Israeli strike indicates Syria, Hezbollah may have crossed its 'red line'

Israeli jets reportedly struck an arms convoy carrying anti-aircraft missiles from Syria to the Lebanese militant group Hezbollah, which is building up its arsenal for a possible war with Israel.

Ammar Awad/Reuters/File
An Israeli Air Force F-16 fighter plane flies above a traffic sign after taking off for a mission in Lebanon from an Israeli Air Force Base in northern Israel in 2006. Israeli jets reportedly struck an arms convoy along the Lebanon-Syria border carrying advanced anti-aircraft missiles to the Lebanese Shiite militant group Hezbollah.

Israeli jets reportedly carried out an unprecedented airstrike along the Lebanon-Syria border today against an arms convoy carrying advanced anti-aircraft missiles to the Lebanese Shiite militant group Hezbollah.
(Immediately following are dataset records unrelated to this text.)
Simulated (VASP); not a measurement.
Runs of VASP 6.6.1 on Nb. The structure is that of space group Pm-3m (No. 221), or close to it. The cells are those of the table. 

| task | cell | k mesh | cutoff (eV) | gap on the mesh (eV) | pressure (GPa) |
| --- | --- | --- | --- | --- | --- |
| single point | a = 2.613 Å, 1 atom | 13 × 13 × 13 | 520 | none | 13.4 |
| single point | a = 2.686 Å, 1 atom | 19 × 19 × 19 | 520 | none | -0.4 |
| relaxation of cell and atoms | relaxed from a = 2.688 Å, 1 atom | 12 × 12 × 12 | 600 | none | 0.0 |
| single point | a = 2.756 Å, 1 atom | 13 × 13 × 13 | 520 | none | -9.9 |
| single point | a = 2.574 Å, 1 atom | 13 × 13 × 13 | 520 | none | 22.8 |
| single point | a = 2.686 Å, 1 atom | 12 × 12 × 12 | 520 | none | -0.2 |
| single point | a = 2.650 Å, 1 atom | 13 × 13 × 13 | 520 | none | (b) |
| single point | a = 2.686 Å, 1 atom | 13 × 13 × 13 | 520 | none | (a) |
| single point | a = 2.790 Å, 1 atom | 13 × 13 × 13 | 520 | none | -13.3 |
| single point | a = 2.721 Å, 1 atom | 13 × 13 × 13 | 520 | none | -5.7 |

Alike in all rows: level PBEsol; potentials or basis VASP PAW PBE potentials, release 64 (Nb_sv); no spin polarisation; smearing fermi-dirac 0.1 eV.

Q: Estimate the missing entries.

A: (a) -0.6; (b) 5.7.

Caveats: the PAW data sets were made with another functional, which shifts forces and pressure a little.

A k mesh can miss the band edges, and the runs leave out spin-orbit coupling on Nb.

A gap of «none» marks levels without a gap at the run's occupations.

If the alleged arms shipment is confirmed, it would be a significant development that crosses Israel's repeated "red line" regarding the transfer of advanced air defense systems to Hezbollah.

The convoy was carrying SA-17 "Grizzly" mobile medium-range anti-aircraft missiles, according to the Associated Press, which quoted Israeli and US officials. The location of the attack remained unclear, although reports said it occurred on Syrian territory close to the border with Lebanon.

Since 2006, when Hezbollah and Israel fought a month-long war, the Lebanese group has steadily expanded its arsenal, both in size and capabilities, in preparation for a possible conflict with the Jewish state.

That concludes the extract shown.